The Financial Times reports that cuts in public services are on the cards for 2011 as the government plans to boost short term spending.
Alistair Darling has made clear that he will not cut spending now as the economy slows to recession, but will try to bring forward capital spending and "reprioritise" current expenditure on areas that support the economy or protect people from the downturn.
As the £115 million a week net Britain hands to the audit-failing EU falls into neither of these priority categories, when will Mr Darling be heading to Brussels to break the bad news that their huge weekly cheque has been "reprioritised"?
A range of government departments including Work & Pensions, Revenue & Customs, the Ministry of Defence and the Foreign Office already face sharp real-term cuts in their budgets.
Latest spending plans squeezed virtually all government departments to protect health, education and law & order, which themselves received lower rises than in previous years.
However it will be beyond 2010 - after the next general election - when the real pain will be felt.
"What has happened recently will leave a permanent scar on the economy," said Ray Barrell of the National Institute of Economic and Social Research.

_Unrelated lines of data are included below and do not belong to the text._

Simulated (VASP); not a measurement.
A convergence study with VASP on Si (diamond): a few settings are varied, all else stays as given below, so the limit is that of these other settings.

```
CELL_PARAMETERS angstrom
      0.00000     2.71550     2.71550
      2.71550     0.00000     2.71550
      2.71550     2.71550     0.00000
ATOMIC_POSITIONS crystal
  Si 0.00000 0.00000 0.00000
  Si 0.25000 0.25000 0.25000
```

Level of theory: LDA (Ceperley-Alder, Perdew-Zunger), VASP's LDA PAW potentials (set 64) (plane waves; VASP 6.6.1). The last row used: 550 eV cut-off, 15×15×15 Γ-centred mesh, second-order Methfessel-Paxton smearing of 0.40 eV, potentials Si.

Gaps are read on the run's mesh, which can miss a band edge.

"After the dust has settled, all governments will have to give serious thought to the level of public services that they want."
However not all the pain may be taken by public services. Some of it could well come from tax rises.
In the current economic turmoil, the billions of pounds a year Britain lavishes on the wasteful and fraud-ridden EU is looking less and less sustainable. As public finances tighten, the government needs to act urgently to redirect these huge amounts to more productive purposes.